Let's settle down. This kind of biz class experience is almost certainly unique to international travel. Flying "business class" from ATL to SFO might get you a plate of microwave slop and an extra 15deg of incline on almost all domestic jets. Once in a blue moon you'll get a modern plane with the diagonal seats. One less person in the row, though.

Paying for business class domestically is almost always a sham by my experience.

2 comments

I was specifically thinking of my experience flying Emirates to the UAE :)

Other threads are discussing what range is actually practical or worthwhile. The article is very optimistic saying Australia can be a weekend trip. For me it's much more beneficial to cut a 16 hour flight in half than a 6 hour one. I don't really mind an itinerary 9 hrs or less, which includes all US domestic travel. But of course it will be different for a business commuter vs the occasional getaway.

ATL to SFO would almost certainly top out at first class, not business class. This is true of most all domestic routes. First class on international also just gets you the 15 degrees and 1 or 2 fewer chairs per row, it's business that gets you the lie downs and such.

The food will probably still be worse than a first class international flight though. Not as many people paying as much and not enough air time to really force all of them to want to eat airplane food in the first place.

> First class on international also just gets you the 15 degrees and 1 or 2 fewer chairs per row, it's business that gets you the lie downs and such.

This is not my experience at all. First class is better than business class on international (and domestic, of course, though relatively few domestic routes have true three cabin service [counting all the slightly different economy levels as one cabin]).

For ATL<->SFO the directs are Delta, Frontier, and United:

Frontier doesn't have a business class nor long haul international flights (they are an ultra-low cost carrier).

Delta calls their highest tier "Delta One" their business class offering. It's mostly available in mid & long haul international flights, though there are a few select domestic routes with it IIRC. A tier below is First, which is available for both domestic and international flights. https://en.wikipedia.org/wiki/Delta_Air_Lines#Cabin:~:text=D...
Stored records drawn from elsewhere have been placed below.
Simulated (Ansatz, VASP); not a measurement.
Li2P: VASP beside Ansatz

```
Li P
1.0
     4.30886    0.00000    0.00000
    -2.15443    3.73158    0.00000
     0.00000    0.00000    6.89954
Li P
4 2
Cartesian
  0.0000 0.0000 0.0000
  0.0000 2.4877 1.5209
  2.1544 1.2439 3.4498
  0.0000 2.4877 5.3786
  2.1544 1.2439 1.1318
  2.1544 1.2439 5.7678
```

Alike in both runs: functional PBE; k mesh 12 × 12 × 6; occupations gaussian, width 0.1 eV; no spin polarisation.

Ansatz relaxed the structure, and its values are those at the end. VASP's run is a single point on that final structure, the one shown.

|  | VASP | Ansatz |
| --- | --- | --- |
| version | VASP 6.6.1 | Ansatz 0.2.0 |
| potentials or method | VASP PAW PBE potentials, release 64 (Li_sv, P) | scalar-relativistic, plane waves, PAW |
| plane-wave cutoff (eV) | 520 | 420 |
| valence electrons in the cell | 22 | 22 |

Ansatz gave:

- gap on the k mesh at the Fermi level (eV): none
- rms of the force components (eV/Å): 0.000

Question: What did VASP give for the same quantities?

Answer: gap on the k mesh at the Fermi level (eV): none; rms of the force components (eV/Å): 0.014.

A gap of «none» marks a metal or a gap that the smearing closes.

United's highest is called "Polaris", representing their international business class. Confusingly, they have "United First and United Business" as the next class. I.e. it's the same class but on domestic flights they call it "United First" and on international flights the same seat would be sold as "United Business" despite having Polaris for that already. Regardless of that oddity, the First class can't be higher than itself named Business class even compared directly instead of with the actual business class Polaris - it's the same seat. https://en.wikipedia.org/wiki/United_Airlines#Cabins:~:text=....

Other airlines label and order things differently of course. E.g. American has Flagship First above Flagship Business above First/Business (shared much like United on that 3rd class) and maybe that's where your experience is. To my knowledge though, no such airlines operate the ATL<->SFO route originally described though.

Can you find any three-cabin service where First class is the middle tier of cabin? (In a two-cabin service, whether the one that's not economy is called Business or First is not helpful in determining whether business or first is higher; we both agree they're better than economy.)

Here are airlines offering three-cabin services on a single aircraft where First is the highest tier:

Air France - La Première (First), Business, Economy

American Airlines - First, Business, Economy

Cathay Pacific - First, Business, Economy

Emirates - First Class suites, Business Class, and Economy

Etihad - First Class private suites, Business, Economy

Japan Airlines - First, Business, Economy

Lufthansa - First, Business, Economy

Happily, here's one from Delta as I described above https://i.imgur.com/wwYQXy1.png. Sadly (for me, at least), I've never flown above "First" on such a configuration from Delta though :). Like you had noted, they call it 4 cabin classes... but the economy classes ("Main" & "Comfort") are both treated as a single cabin in terms of service and the difference in economy seats is an inch or two of leg room. So it's really a 3 cabin of: business, first, economy.

Again, hbosch said ATL<->SFO... and you aren't going to be flying Air France or Japan Airlines for that route. My list, as far as I'm aware, was exhaustive for that route. It was not a cherry picked search of airlines which do it that way or global claim of what all other airlines do, only a response to the particular claim. On other routes/airlines the statement could, or rather "would", certainly have been true. Honestly, I think those airlines have it the right way around, but, having flown the exact route and the same airlines internationally, it did not match my experience for the route - which agreed with the labeling for all airlines for that route according to the links above. Unless, perhaps I'm missing that American or similar does actually have a ATL<->SFO to be compared with?

Where is the label of “first” anywhere in that image or in Delta marketing on that flight?